If Almanzor had lived, and had been succeeded by men of his fibre, I am afraid that the Christians would have found the expulsion of the Moors more difficult than they did. He was a born soldier, and a statesman of genius; but such men do not often bequeath their qualities to their successors.
A day came when Almanzor was taken ill on one of his campaigns and died. A monk, who wrote the history of these times, disposed of the event in few words. He wrote: "In 1002, Almanzor died, and was buried in hell."
At his death a son of his took the title of Vizier, and tried to rule; then another son tried, in his turn, with no better success. The people, dreading the old troubles which racked Spain before Abderrahman the Third, dragged the Caliph Hisham out of his harem and insisted that he should exert his authority. He was no longer young, and had been living thirty years among women and eunuchs. He entreated them to let him alone, protesting that he knew nothing about government, and only wanted to lead a quiet life with his ladies and his books and his music. I am afraid that the poor old creature was roughly handled by some of his Moorish friends, who thought that vigorous measures might restore his energy; but it was all to no purpose. The caliph was like a baby.
He was allowed to return to his harem, where he remained several years, while caliph succeeded caliph, and each was murdered in turn. One of them, whose name was also Hisham, had a very sad fate. He was dragged from his throne by the guards and thrust into a dark dungeon under the mosque, with his wives and his only child. Sometimes the jailers forgot to bring him food. When the council of the chiefs had decided what was to be done with him, their messenger found him clasping his little child to his breast, with his wives all in rags and shivering with cold standing round him. At sight of the jailers he begged piteously for bread. Food was brought, and he was told that he was to be removed to a fortress in the mountains. He made no objection. "But I hope," he said, "that there will be a window, or at least a candle, in the prison. It is dreadful to he in the dark."

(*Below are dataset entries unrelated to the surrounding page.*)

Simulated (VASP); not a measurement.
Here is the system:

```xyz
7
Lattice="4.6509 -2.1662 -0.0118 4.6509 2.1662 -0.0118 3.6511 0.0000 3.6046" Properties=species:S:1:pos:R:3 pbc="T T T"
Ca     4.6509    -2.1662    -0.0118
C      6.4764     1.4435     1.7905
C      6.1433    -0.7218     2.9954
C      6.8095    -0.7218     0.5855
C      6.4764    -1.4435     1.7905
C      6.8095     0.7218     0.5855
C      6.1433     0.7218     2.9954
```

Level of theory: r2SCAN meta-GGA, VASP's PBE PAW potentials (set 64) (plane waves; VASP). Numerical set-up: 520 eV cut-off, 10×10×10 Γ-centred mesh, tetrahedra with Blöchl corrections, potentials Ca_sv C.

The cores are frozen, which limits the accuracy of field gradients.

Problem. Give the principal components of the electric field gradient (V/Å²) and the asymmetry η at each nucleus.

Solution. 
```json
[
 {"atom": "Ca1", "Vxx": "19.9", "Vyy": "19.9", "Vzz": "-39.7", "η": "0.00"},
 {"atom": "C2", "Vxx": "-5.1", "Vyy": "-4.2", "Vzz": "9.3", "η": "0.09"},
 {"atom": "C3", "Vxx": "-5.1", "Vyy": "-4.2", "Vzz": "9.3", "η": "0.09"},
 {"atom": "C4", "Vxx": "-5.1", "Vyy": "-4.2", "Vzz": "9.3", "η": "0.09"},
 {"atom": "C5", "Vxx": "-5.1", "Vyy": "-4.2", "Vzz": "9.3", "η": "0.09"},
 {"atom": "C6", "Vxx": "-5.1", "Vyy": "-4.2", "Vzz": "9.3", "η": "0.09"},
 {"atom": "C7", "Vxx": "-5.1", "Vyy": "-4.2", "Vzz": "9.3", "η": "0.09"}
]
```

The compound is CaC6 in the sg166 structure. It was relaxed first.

After many changes the people of Cordova remembered old Hisham the Second, and they pulled him out of his harem and told him he must be caliph once more. But the old man's mind was quite gone; he could only laugh in a half-witted way, and say he would do whatever they wanted. So they locked him up in a prison, and whether he died there or escaped, as one story says, and lived out his life in some friend's house, I do not know.
The Empire of Cordova ended with Abderrahman the Third and Almanzor. After them no Moor could control he quarrelsome chiefs, and the history of Spain for nearly live hundred years is an endless story of war.